Mr Jay Next Door

The idea for this little guy came from the beautiful midnight blue family of jays that lived in the tree next door all summer long.  I miss them.  The photo does not do enough justice to the actual glaze, which is a deep, dusky charcoal with undercurrents of blue.

Mr. Jay
Hand-built slab with hand carved textured details. Commercial glaze fired to Cone 6.
Mr. Jay (Top)

Red Jacket For Winter

Off to the season’s best parties
Hand-built slab pitcher with carved details. Commercial glaze, iron oxide wash, fired to Cone 6.
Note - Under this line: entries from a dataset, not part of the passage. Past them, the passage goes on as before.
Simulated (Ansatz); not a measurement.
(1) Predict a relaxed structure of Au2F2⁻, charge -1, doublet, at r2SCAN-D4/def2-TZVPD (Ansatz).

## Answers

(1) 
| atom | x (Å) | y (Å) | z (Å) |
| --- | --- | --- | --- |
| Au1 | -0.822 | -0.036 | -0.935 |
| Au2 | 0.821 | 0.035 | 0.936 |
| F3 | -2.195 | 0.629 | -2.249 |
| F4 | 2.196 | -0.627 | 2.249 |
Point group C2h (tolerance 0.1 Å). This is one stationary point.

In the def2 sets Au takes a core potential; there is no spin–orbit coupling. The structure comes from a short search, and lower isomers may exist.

Like birdsong in winter, I’ve been too busy sheltering from the cold to throttle about much, but oh, I’ve been busy in the studio making pitchers, and ceramic jewelry (a post on that coming later this week – I have a case made for a Wearble Art show at the Orcas Center, opening this Sat, Dec 1).  My newest bird friends will attest to that.  Enjoy the next couple of posts.  These birds are all very versatile 5-inch tall pitchers that fit snugly in the hand for pouring.  Use for milk, olive and nut oils, dressings on your table, or for bath salts, soap or shampoo holders.  Food safe glazes and textured wings provide a firm grip.

Red Jacket back detail

Past Life Of A Pendant

When I design something, I do think about how it can be used, but this little piece surprised me.  Can you tell what this pendant was originally designed for?

Anvil Blue on waxed cords

Not so successful in its original purpose, I strung it on three waxed cords on a whim, the night before a sale, and sold four of these the next day. Something about the shape, the way it sits on the neckline or where it leads the eye, flatters the wearer.  Dare I say sexy?   Someone said it had a retro reference, well, an added bonus.   It looked good with the bare shoulder styles in tropical Singapore.  I left it at that.

Anvil Blue on Wool

On Orcas, where the pacific Northwest summer breeze is more unpredictable, I strung the last pendant in this style on a necklace that I had made using curly knitting wool that I had woven like a ‘friendship band’ in some sections, and it changed the look of the pendant immediately.  It can be worn lower on the front, over turtlenecks and sweaters, almost like a long, loose scarf, warm and fuzzy around the neck. Neat.  Now I have a versatile accessory that adapts to the seasons.  It would be fun to wrap around the waist as a belt buckle too.   To think it started life as a napkin ring.

I once was a napkin ring

 

Adrift on a dish

Driftwood plates

A dish for sushi anyone? Oysters? Chocolate? Chocolate truffles.  This set of three started off as an idea for one large, long platter, made by laying and pressing together  flattened coils of toasted clay with flattened coils of white.  I wanted to test the need to blend the two clays.

Driftwood on Eastsound beach
Driftwood on Eastsound beach

The surface texture was meant to conjour up an image of sun-bleached driftwood washed asore and stacked high on the sand bank.  The holes add a textural element suggesting porousity and inherent decay, or as if it were being eaten from the inside by some insect.   By serendipity, someone knocked the shelf where it sat after bisque firing – and there must have been a fault line because of the minimal blending – but it fell into three separate parts of one long dish and two smaller ones.  I sanded it out, applied oxide over the surface, burnished it off and glazed it one colour. Fired. Voila!




Coiling and toiling

Coiling is an handbuilding technique that has been used for centuries to build very strong, hardy functional ware. Here I was playing with flattened coils.  Basically, I rolled the clay into long ropes and flattened each rope into a ribbon of clay with a rolling pin.  I had to be consistent in rolling out the width of each strip so that whenever I joined the coils to build the shape I wanted, I could seamlessly blend the joints.  The effect I wanted was to make the vase look like it was coiled from one looong flat ribbon of clay.  Do you see the little lip near the neck of the vase?  I designed that so that this piece can also be used as a carafe.